Common pitfalls and misconceptions

Confusing α and Γ. The "Salpeter slope" is α = 2.35 per linear mass, equivalent to Γ = 1.35 per logarithmic mass. Quoting 1.35 as the linear slope, or 2.35 as the log slope, is a frequent and consequential slip.
Extrapolating Salpeter to zero mass. A single α = 2.35 power law diverges and grossly over-predicts brown dwarfs. The real IMF flattens and turns over below ~0.5 M☉ — that is the entire reason Kroupa and Chabrier exist.
"Most mass is in massive stars." No. Most of the light is, but most of the mass and the overwhelming majority of the star count are in low-mass stars. The IMF is top-heavy only in luminosity.
Confusing the IMF with the present-day mass function. The IMF is the birth distribution; the present-day mass function is what survives now, after massive stars have died off. They agree only for stars long-lived enough to still be on the main sequence.
Ignoring unresolved binaries. A large fraction of stars are in binary or multiple systems. Treating an unresolved pair as one brighter star biases the inferred IMF, particularly at the low-mass end.
Assuming a measured slope is the IMF. Differential dynamical effects — low-mass stars are preferentially ejected from clusters over time — can sculpt the present-day distribution away from the true initial one, especially in old dynamically evolved systems.

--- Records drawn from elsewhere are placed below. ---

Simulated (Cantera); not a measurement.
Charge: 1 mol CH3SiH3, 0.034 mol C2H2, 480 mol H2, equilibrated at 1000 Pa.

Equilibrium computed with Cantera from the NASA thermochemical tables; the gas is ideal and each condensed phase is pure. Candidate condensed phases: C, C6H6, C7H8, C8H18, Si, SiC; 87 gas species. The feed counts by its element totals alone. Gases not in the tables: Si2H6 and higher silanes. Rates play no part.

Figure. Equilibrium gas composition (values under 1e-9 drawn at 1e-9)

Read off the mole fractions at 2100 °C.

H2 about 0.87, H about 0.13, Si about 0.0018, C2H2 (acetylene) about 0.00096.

Quantitative analysis: where the mass and light end up

To make the "most mass below, most light above" claim exact, integrate the IMF directly. Write the number distribution as ξ(m) = dN/dm = A·m^(−α) over a mass range [m_lo, m_hi]. The number of stars in a band is

N(m₁,m₂) = ∫ A m^(−α) dm = A · [ m^(1−α) / (1−α) ]  from m₁ to m₂

and the mass locked into that band is

M(m₁,m₂) = ∫ A m · m^(−α) dm = A · [ m^(2−α) / (2−α) ]  from m₁ to m₂

With α = 2.35 the number integral is dominated by the lower limit (exponent 1 − α = −1.35, strongly bottom-heavy) while the mass integral has exponent 2 − α = −0.35, only mildly bottom-heavy — which is why most stars are tiny but the mass is more evenly spread, with a substantial fraction still above 1 M☉. Now fold in luminosity L ∝ m^β with β ≈ 3.5. The light from a band is

𝓛(m₁,m₂) = ∫ A m^β · m^(−α) dm = A · [ m^(β+1−α) / (β+1−α) ]  from m₁ to m₂

The exponent is β + 1 − α ≈ 3.5 + 1 − 2.35 = +2.15. Because it is positive, the integral is dominated by the upper limit: the light comes overwhelmingly from the most massive stars present. This is the formal statement of the surprise. The very same exponent arithmetic — flip the sign by changing β or α — is what a "top-heavy" or "bottom-heavy" IMF debate is really about. And it explains a sobering practical fact: the upper mass limit m_hi (around 120–150 M☉, set by the Eddington limit and pair instability) matters enormously for the integrated light but almost not at all for the integrated star count.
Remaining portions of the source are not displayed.